Blood Harvest/Nightmare is an inspired meeting of the minds of two of the twentieth century's most skilled, and also underappreciated, artists, filmmaker Bill Rebane and musician Tiny Tim. In fact, it is one of Mr. Rebane's last films, made two years before he suffered a stroke; the costs incurred forced him to close his studio. It is one of Mr. Tim's only films, and unfortunately the only one in which he has a major part. Mr. Tim emerges as probably the most effective actor in the film, able to both inspire sympathy and appear creepily psychopathic from scene to scene.

While at first glance this film might seem the rural equivalent of The Toolbox Murders (1978), another brilliant piece of art that is part slasher film and part psychological stalker film, Mr. Rebane spices his narrative with some unexpected puzzles, tricks, misdirections, and illogical events to heighten the suspense.

  • When Jill first sees Mervo in the film, she does not recognize him, though she is his neighbor and knows he likes to dress as a clown.
  • At night, when Jill is terrified by an unknown figure sitting on her swingset, she is unable to recognize the figure even though it has big frizzy hair, visible in silhouette from her window.
  • Despite daily break-ins and objects thrown through windows, Jill does not think to lock her doors or windows.
  • In a reversal of slasher film tropes, the film shows no nudity at the beginning, but in the middle section of the film Jill is frequently nude.
  • After Gary forces Jill to sit on his lap in the bathtub with the shower running, fondles her, strips her, and attempts to rape her on the family sofa, Jill is not suspicious of him, believing him to be a victim of misguided love but essentially harmless.
  • Mervo has an old woman tied up in a root cellar.
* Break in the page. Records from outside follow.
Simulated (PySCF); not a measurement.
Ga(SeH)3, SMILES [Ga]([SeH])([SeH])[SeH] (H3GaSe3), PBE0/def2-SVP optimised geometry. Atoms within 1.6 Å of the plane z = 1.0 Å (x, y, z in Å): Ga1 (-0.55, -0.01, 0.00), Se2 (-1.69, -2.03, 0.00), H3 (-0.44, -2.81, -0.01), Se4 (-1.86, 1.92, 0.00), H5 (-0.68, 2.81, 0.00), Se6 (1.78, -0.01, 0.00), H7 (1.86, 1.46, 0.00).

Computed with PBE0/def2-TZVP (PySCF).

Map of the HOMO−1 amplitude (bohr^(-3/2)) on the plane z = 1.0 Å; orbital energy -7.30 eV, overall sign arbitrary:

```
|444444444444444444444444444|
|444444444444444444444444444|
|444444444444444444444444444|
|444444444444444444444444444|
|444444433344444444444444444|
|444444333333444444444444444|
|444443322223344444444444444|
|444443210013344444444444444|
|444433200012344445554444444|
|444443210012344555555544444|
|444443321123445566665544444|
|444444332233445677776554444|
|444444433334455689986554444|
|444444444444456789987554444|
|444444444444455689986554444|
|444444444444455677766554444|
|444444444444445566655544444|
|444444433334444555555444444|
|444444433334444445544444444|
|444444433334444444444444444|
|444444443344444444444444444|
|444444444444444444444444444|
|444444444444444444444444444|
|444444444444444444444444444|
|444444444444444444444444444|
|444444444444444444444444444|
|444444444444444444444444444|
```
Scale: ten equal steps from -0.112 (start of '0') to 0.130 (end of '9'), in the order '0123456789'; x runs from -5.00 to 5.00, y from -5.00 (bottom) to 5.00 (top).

These cinematic misdirections serve to keep the audience on its collective toes, as it wonders about the identity of the killer.

In the end, Blood Harvest is so successful for one reason: emotion. Its characters, far from being emotionless sociopaths, are too emotional. Both Mervo and Gary are men who feel their emotions too strongly, and this is why they are outcasts, at least by Wisconsin standards. But we, the audience, feel their emotions as well, which is why we connect so deeply with these imperfect characters. Blood Harvest asks us to open our hearts, and it is supremely successful because, throughout its running time, we are willing, oh so willing, to do so.